Ireland protests about Russian warship plan

24 Jan, 2022 18:35 / Updated 3 years ago

By Layla Guest

Ireland’s says it cannot stop the drills, which are to take place in its exclusive economic zone

Russia’s intention to deploy warships in marine exercises off the Irish coast has come under fire from Dublin, with the nation’s foreign minister arguing they are a step too far when tensions across Europe are so high.

Speaking to reporters on Monday in Brussels, Simon Coveney said he had warned the Russian ambassador that the training exercises were not “welcomed” by the Irish government. However, he acknowledged that officials “don’t have the power to prevent this happening.”

The Russian battleships will participate in live-fire sea drills that are part of a wider series of separate exercises in the Mediterranean and North Seas, and the Northeast Atlantic and Pacific Oceans. More than 140 warships and support vessels and around 10,000 troops are expected to take part.

While the diplomat acknowledged that February’s exercises 240km (150 miles) off the southwest coast of Ireland will take place in international waters, it noted that those waters fall within the country’s exclusive economic zone.

“Russia, under the International Law of the Sea, can of course undertake military exercises in international waters, but it’s the fact that they’re choosing to do it on the western borders, if you like, of the EU off the Irish coast,” Coveney continued.

“This isn’t the time to increase military activity and tension in the context of what’s happening with Ukraine at the moment, and so I think it’s important that I brief my colleagues on those intentions,” he said.

The minister said the European Union was ready to impose a “severe” range of sanctions and restrictions on Moscow in the event of its armed forces staging an incursion into Ukraine.

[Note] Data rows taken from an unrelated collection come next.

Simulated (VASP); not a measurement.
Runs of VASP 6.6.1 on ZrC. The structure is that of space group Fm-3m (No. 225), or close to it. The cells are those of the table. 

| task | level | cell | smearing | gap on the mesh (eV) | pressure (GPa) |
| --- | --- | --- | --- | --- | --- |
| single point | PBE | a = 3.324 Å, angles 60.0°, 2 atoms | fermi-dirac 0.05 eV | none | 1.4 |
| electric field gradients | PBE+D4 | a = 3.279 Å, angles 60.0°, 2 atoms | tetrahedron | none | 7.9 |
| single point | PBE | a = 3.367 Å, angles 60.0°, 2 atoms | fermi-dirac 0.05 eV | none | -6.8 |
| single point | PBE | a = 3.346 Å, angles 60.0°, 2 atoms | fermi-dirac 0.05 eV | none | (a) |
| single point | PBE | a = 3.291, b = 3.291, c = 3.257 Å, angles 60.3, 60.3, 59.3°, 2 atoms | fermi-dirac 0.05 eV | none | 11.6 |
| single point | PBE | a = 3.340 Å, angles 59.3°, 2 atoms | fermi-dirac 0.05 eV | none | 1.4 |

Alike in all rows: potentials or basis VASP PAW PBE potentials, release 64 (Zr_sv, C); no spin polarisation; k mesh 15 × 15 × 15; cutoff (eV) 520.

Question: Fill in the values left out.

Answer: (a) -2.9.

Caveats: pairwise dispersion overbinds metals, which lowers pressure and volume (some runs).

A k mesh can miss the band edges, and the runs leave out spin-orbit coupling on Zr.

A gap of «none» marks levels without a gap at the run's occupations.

Coveney’s remarks come amid concerns expressed by Western officials in recent weeks that Russia is amassing its troops and hardware along the shared border ahead of invading its neighbor, which the Kremlin has repeatedly denied.

Instead, Moscow has accused the West of creating a precarious situation in the Eastern European nation. In November, Russian Foreign Minister Sergey Lavrov warned that, in Ukraine, “more and more forces and equipment are being accumulated on the line of contact in the Donbass, supported by an increasing number of Western instructors.”